Whether or not we choose to view the wartime Ossessione as a precursor or a determinant of neorealism, or merely as a continuation of elements already present in Fascist period cinema, it is clear that the film remarkably applies a realist mise-en-scène to the formulaic constraints of the genre film. With major emendations, the film is, following a then-contemporary interest in American fiction of the 1930s, a treatment (the second and best) of James M. Cain's The Postman Always Rings Twice. In it the director begins to explore the potential of a long-take style, undoubtedly influenced by Jean Renoir, for whom Visconti had worked as assistant. Having met with the disapproval of the Fascist censors for its depiction of the shabbiness and desperation of Italian provincial life, Ossessione was banned from exhibition.
For La terra trema, Visconti further developed those documentary-like attributes of story and style generally associated with neorealism. Taken from Verga's late nineteenth-century masterpiece I malavoglia, the film was shot entirely on location in Sicily and employed the people of the locale, speaking in their native dialect, as actors. Through them, Visconti explores the problems of class exploitation and the tragedy of family dissolution under economic pressure. Again, a mature long-shot/long-take style is coupled with diverse, extensive camera movements and well-planned actor movements to enhance the sense of a world faithfully captured in the multiplicity of its activities. The extant film was to have become the first episode of a trilogy on peasant life, but the other two parts were never filmed.
Rocco e i suoi fratelli, however, made over a dozen years later, continues the story of this Sicilian family, or at least one very much like it. Newly arrived in Milan from the South, the Parandis must deal with the economic realities of their poverty as well as survive the sexual rivalries threatening the solidarity of their family unit. The film is episodic in nature, affording time to each brother's story (in the original version), but special attention is given to Rocco, the forebearing and protective brother who strives at all costs to keep the group together, and Simone, the physically powerful and crudely brutal one, who is unable to control his personal fears, insecurities, and moral weakness. Unable to find other work, they both drift into prize fighting, viewed here as class exploitation. Jealousy over the prostitute Nadia causes Simone to turn his fists against his brother, then to murder the woman. But Rocco, impelled by strong traditional ties, would still act to save Simone from the police. Finally, the latter is betrayed to the law by Ciro, the fourth youngest and a factory worker who has managed to transfer some of his familial loyalty to a social plane and the labor union. Coming full circle from La terra trema, Luca, the youngest, dreams of a day when he will be able to return to the Southern place of his birth. Rocco is perhaps Visconti's greatest contribution to modern tragedy, crafted along the lines of Arthur Miller and Tennessee Williams (whose plays he directed in Italy). The Viscontian tragedy is saturated with melodramatic intensity, a stylization incurring more than a suggestion of decadent sexuality and misogyny. There is also, as in other Visconti works, a rather ambiguous intimation of homosexuality (here between Simone and his manager.)

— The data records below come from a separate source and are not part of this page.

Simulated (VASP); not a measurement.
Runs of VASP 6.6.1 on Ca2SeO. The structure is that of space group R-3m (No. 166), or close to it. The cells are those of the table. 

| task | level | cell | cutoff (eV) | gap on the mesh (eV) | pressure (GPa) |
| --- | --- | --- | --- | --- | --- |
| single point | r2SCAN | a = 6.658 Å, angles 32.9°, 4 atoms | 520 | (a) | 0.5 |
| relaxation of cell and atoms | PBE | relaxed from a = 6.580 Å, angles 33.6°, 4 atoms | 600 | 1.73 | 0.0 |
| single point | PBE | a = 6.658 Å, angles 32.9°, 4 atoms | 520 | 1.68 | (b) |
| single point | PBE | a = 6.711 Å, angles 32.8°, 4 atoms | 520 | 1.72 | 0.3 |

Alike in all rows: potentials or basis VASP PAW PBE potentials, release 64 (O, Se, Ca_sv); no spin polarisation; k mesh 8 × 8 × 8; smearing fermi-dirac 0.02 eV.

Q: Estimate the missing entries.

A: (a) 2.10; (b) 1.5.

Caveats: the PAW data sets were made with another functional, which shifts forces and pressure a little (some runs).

By Senso Visconti had achieved the maturity of style that would characterize his subsequent work. With encompassing camera movements—like the opening shot, which moves from the stage of an opera house across the audience, taking in each tier of seats where the protest against the Austrians will soon erupt—and with a melodramatic rendering of historical fact, Visconti begins to mix cinematic realism with compositional elegance and lavish romanticism. Against the colorful background of the Risorgimento, he paints the betrayal by an Austrian lieutenant of his aristocratic Italian mistress who, in order to save him, has compromised the partisans. The love story parallels the approaching betrayal of the revolution by the bourgeois political powers.
Like Gramsci, who often returned to the contradictions of the Risorgimento as a key to the social problems of the modern Italian state, Visconti explores that period once more in Il gattopardo, from the Lampedusa novel. An aristocratic Sicilian family undergoes transformation as a result of intermarriage with the middle-class at the same time that the Mezzogiorno is undergoing unification with the North. The bourgeoisie, now ready and able to take over from the dying aristocracy, usurps Garibaldi's revolution; in this period of transformismo, the revolutionary process will be assimilated into the dominant political structure and defused.
Still another film that focuses on the family unit as a barometer of history and changing society is La caduta degli dei. This treatment of a German munitions industry family (much like Krupp) and its decline into betrayal and murder in the interests of personal gain and the Nazi state intensifies and brings up-to-date an examination of the social questions of the last mentioned films. Here again a meticulous, mobile camera technique sets forth and stylistically typifies a decadent, death-surfeited culture.
Vaghe stelle dell'orsa removes the critique of the family from the social to the psychoanalytic plane. While death or absence of the father and the presence of an uprising surrogate is a thematic consideration in several Visconti films, he here explores it in conjunction with Freudian theory in this deliberate yet entirely transmuted retelling of the Elektra myth. We are never completely aware of the extent of the relationship between Sandra and her brother, and the possibility of past incest remains distinct. Both despise their stepfather Gilardini, whom they accuse of having seduced their mother and having denounced their father, a Jew, to the Fascists. Sandra's love for and sense of solidarity with her brother follows upon a racial solidarity with her father and race, but Gianni's love, on the other hand, is underpinned by a desire for his mother, transferred to Sandra. Nevertheless, dramatic confrontation propels the dialectical investigations of the individual's position with respect to the social even in this, Visconti's most densely psychoanalytic film.
Three films marking a further removal from social themes and observation of the individual, all literary adaptations, are generally felt to be his weakest: Le notte bianche from Dostoevski's White Nights sets a rather fanciful tale of a lonely man's hopes to win over a despairing woman's love against a decor that refutes, in its obvious, studio-bound staginess, Visconti's concern with realism and material verisimilitude. The clear inadequacy of this Livornian setting, dominated by a footbridge upon which the two meet and the unusually claustrophobic spatiality that results, locate the world of individual romance severed from large social and historical concerns in an inert, artificial perspective that borders on the hallucinatory. He achieves similar results with location shooting in Lo straniero, where—despite alterations of the original Camus—he perfectly captures the difficult tensions and tones of individual alienation by utilizing the telephoto lens pervasively. Rather than provide a suitable Viscontian dramatic space rendered in depth, it reduces Mersault to the status of a Kafkaesque insect-man observed under a microscope. Finally, Morte a Venezia, based on the fiction of Thomas Mann, while among Visconti's most formally beautiful productions, is one of his least critically successful. The baroque elaboration of mise-en-scène and camera work does not rise above self-pity and self-indulgence, and is cut off from social context irretrievably.